Dina was the navigator that couldn't mean much. The story was more about Dina's opening up and seeing the world, fast lanes, letting loose & new friendships like never before.
This isn't what I would call a Travel Guide it is about weather, car repairs (or not). Maybe a Rally Guide for the new navigator. An O.K. read.
Rated of 5
Evonne L. (Lakeport, CA)
Peking to Paris
My expectations were a bit too high; the descriptive title and lovely cover had me intrigued by the subject and excited to learn more about the journey and how it influenced the author's relationship with her husband. A few chapters into the narrative I found myself a bit annoyed with the continual descriptions of the author's personal character flaws; I already "got it" and did not need the constant reminders of the more challenging aspects of her personality and how they related to the journey ahead. Generally I can read a book of this size within a day or two of my busy schedule but it did not maintain my interest enough so it took several weeks to finish it.
I rated the book as average because there were redeeming qualities to the story, however, I would like to have been able to get a more visual picture of the amazing countryside they traveled and anticipated a deeper and more lovely description of how their relationship was transformed by partnership in the rally. Overall, a nice attempt by the author to share her personal experience with us and she indicates there are more adventures ahead for this couple; my recommendation would be for more visual writing of the landscape and a richer description of the relational in order to provide something of value to the reader.

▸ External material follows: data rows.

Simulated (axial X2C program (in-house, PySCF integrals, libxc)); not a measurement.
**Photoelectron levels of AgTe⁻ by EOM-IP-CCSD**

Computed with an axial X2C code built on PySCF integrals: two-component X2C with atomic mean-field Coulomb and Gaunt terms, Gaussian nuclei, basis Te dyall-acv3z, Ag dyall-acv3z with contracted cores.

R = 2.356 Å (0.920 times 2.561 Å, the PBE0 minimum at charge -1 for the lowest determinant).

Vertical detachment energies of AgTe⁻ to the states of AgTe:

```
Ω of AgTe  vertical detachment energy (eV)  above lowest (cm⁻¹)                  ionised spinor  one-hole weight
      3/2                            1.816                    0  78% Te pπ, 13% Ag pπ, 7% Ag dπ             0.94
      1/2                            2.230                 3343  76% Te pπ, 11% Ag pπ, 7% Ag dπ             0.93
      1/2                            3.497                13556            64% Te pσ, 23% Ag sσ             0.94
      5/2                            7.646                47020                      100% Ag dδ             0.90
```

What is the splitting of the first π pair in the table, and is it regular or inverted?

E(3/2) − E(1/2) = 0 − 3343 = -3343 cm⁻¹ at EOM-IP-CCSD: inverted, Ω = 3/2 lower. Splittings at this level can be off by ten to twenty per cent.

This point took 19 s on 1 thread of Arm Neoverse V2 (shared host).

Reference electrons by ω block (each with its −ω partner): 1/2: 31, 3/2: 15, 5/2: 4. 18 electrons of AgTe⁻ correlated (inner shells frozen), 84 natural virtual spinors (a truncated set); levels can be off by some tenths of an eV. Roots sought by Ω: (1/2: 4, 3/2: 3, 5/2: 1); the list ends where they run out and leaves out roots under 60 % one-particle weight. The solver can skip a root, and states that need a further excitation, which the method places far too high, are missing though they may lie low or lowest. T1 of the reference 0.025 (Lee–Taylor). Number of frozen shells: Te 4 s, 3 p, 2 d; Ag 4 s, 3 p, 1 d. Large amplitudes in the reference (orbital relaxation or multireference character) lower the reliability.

Thank you for the opportunity to read this book.
Rated of 5
Linda P. (Medford, WI)
Car Rally Delight
This was a quick read which took me on an adventure I was totally unfamiliar with. The thought of traveling 7,901 miles in
a 1940 La Salle from China to France recreating a rally race from 100 years ago is mind-boggling. I enjoyed the novelty of the rally itself, the constant mechanical issues, & the interaction of the racers. The luxury of being able to do something of this nature is way beyond me, but many thanks for letting me come along vicariously through your book.
Rated of 5
Emily G. (Clear Lake, MN)
Lively rally of a read
Peking to Paris is a lively romp across many countries as the author and her husband participate in a car race. Bennett is an engaging narrator, writing like the reader is a close girlfriend.
I felt like I was racing across the continent with the team, which is exactly what they were doing. I wanted more detail about the places they went and people they met, but the author notes that she did too. So, I think the book reads much like the event it covers.
Bennett honestly describes her fears and worries, and her relationship with her husband. The self-reflection makes it easy to identify with her and want to read more. At the end, she writes that they continued on many other adventures and I would be happy to join them, should a sequel be forthcoming.
Rated of 5
Carol J. (Isle, MN)
The starts and stops of travel
I found Peking to Paris to be very unevenly written. As I thought about the writing of this review I did wonder if Dina Bennett writing in the book was a metaphor for her trip; lots of starts and stops, very uneven. It was almost as if she couldn't quite decide on the focus for the book; her relationship, the car, the rally...I would agree with other reviewers in that I anticipated more of a travelogue or a detailed account of the rally. Again, seemed like she couldn't quite decide on the focus.
Rated of 5
Susan J. (Twain Harte, CA)
Peking to Paris: Not just for travelers
Ignore the cover - this is not a Sophie Kinsella novel. It's an engaging tale of an almost 8,000 mile car rally in 2007 across China, Mongolia, Siberia, and on to Paris. Dina Bennett, the author, couldn't be more different from her older French husband: he's a confident, experienced driver, she's a self-doubting, carsick worrier. How these two manage this adventure makes a great read. Dina's vivid descriptions and self-deprecating humor make her real to the reader; Bernard remains more two-dimensional. The real prize for Dina is not a bronze medal but personal growth and deepening of her marital relationship.
Dina Bennett was born in Manhattan. After five years as a PR executive she joined her husband's software localization company as senior VP of sales and marketing. The two worked side-by-side until they sold the firm in 1998 and abandoned corporate life for a hay and cattle ranch. Since then she has untangled herself from barbed wire just long enough to get into even worse trouble in old cars on over 50,000 miles of far-off roads.